Few discoveries can complete with Dead Sea Scrolls as the most important in the history of biblical archaeology. While it cannot be proven, most scholars credit the collection and, possibly, the creation of these scrolls to a small, somewhat obscure and radical Jewish religious sect that inhabited Qumran, the settlement near where the scrolls were discovered. Members of this unique group are called the Essenes. Who were these people?
Some Revered the Essenes as Holy Men

The philosopher Philo, who lived in Alexandria, Egypt at the turn of the first century, described the Essenes as exemplars of virtue and devotion to God. He says that they lived in villages and avoided cities because of their moral scruples. They abstained from all manufacturing related to weapons of war. They also lived modestly and avoided competitiveness by living communally. Furthermore, they devoted themselves to the study and keeping of the Torah, and especially the keeping of Sabbath laws.
Josephus notes the Essenes’ defining characteristics as self-control, communal living, and the pursuit of virtue. They shunned wealth, luxury, and personal property, requiring that anyone joining their community yield their assets to the community fund.
Life in the Essene Community

Life in an Essene community was carefully regimented with religious rules as well as regulations relating to material life and even bodily functions. All possessions were held in common and, while generosity toward the needy was allowed, permission had to be specially granted if it was to extended to a member’s relative.
Becoming a member of the community was not easy. The interested person had to first live by a carefully crafted regimen for a year before moving into the community. During this time, he was expected to show the self-control necessary for members. After entering the group, he was not considered a full member until after two years more of proving himself.
Essene ideology was centered on men. In at least some Essene groups, marriage was only permitted out of necessity, while some members abstained completely from marriage and sexual intercourse. Because the Essenes tended to look down on physical pleasure, they thought that sex was only for reproduction.
Beliefs Unique to the Essenes

The Pharisees, a more prominent Jewish group living in the same time period, believed there would be a future bodily resurrection of the dead. This would become the orthodox position among religious Jews thereafter. According to reports, however, many Essenes believed that the afterlife would be only spiritual in nature. This belief provided part of the basis for their emphasis on self-restraint. Josephus talks about how many Essenes endured torture at the hands of the Romans because of their hope that liberation from the body would mean freedom for their souls.
The Essenes also differed from some of their contemporaries in their belief that God not only knows but also determines all that happens. God chooses both the faithful and the wicked, who are preordained to being so. This idea contrasted markedly with that of other Jewish groups who believed strongly in free will.
The Essenes’ Politics

The Essenes seem to have formed as a distinct group toward the middle of the second century BCE during the time when the Hasmonean Dynasty was coming into power. Even though the Dead Sea Scrolls themselves do not use the title “Essene,” most scholars agree that the ideology that is presented therein reflects Essene beliefs.
According to what is expressed in these scrolls, it was believed that the Hasmoneans had corrupted the true priesthood by appointing unqualified men to the office and by compromising other aspects of the law of Moses. The Qumran community seems to have been a group that saw themselves as preserving a pure form of Jewish practice. They believed that, in the future, they would be vindicated in a final showdown between the forces of good and the forces of evil. The good would be led by God’s chosen king or, perhaps, God’s chosen king and priest—God’s “messiah(s).”
Do the Essenes Appear in the New Testament?
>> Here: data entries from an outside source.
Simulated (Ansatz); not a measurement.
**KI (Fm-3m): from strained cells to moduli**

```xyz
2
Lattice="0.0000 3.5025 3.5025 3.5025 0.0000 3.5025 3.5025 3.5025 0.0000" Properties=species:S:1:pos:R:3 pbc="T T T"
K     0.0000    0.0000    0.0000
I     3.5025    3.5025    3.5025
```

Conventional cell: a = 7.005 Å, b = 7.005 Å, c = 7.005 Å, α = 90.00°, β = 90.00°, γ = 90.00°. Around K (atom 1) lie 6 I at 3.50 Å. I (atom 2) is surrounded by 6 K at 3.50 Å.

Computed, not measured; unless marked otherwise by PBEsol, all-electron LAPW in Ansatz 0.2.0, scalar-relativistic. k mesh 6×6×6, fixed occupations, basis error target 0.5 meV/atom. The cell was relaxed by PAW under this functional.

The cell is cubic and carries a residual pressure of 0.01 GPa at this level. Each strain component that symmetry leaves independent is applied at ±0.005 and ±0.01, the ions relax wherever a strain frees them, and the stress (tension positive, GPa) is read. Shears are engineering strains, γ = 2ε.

Some have speculated that John the Baptist was an Essene because he seems to have adhered so much of what appear to have been Essene values. The Gospels describe him as having lived in the Judean Wilderness away from urban areas. He ate simple, wildly produced foods and he dressed primitively in animal skins. Himself a member of a priestly family, he also seems to have valued and engaged in priestly ritual practices. Yet he did so far away from the Temple. Ritual washings—which could be called “baptisms”—for example, were an important practice at the Qumran Essene community. In addition, the self-denying ideas and practices of the Essenes that are celebrated by Philo of Alexandria also sound similar to some of Jesus’s teachings.
But the Essenes are never mentioned by name in the New Testament, and there is no definitive answer to the question of whether or not this or that New Testament character was a member this mysterious community. Still, Essene ideas were certainly a part of the world in which the New Testament was written.